This is essentially a call to judge each car on its merits and... I agree.
Too many people regard all VGTs as if they're the Chaparral or Tomahawk, when really only the Chaparral and Tomahawk are the Chaparral/Tomahawk cars. And yeah, I hate those cars too.
Often the same people who crap on something like the Jaguar VGT (okay, VGTs, which is an issue) would crawl naked over molten glass for a Rimac Nevera, Lotus Evija, or Pininfarina Battista and the only practical difference there is that the fake car you're not driving is a real car in the real world; they're AWD, four-figure horsepower EVs, which these people will will drive once, crash, and say handles like crap because they arrive at a corner three times faster than normal in two tonnes of battery pack.

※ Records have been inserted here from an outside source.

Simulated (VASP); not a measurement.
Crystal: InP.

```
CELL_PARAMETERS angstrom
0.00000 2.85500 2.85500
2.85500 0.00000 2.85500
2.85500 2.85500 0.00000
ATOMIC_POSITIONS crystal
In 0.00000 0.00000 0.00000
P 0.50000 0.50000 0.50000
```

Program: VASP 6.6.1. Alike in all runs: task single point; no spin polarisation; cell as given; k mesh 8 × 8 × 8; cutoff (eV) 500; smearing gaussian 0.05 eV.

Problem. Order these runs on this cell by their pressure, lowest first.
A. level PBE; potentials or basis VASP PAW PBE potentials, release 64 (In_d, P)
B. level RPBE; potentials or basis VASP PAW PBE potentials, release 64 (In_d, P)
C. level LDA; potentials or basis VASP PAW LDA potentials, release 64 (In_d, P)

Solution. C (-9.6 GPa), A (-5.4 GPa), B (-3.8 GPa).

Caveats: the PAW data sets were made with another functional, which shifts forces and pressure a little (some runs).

Some VGTs are just concept cars called VGT. The FT-1 as previously noted is one; the BMW, Subaru, Mitsubishi, and two of the three Peugeots also being particularly heinous examples of "oh crap, we need something for this game thing". Others seem pretty phoned in, like the other Peugeot (a 1:8 scale model only), the Infiniti (also a 1:8 scale model only; hey, who only just remembered it existed because I mentioned it just then?), and the Copen. Some are fully functional cars (more so than the much-loved GT90), some are rolling models (like most motor show concepts), and some are just static models (like most other motor show concepts).
Really, a VGT is indistinguishable from any other concept car - it might work, it might work a bit, it might not work, and sometimes they can't even be bothered to make a full-size one. And some literally are any other concept car with a VGT branding (in the literature, but not on the car).
If someone's glueing their underwear to themselves over the Ford GT90 but dismissing the Aston Martin DP-100, I do have to wonder exactly what it is they actually want.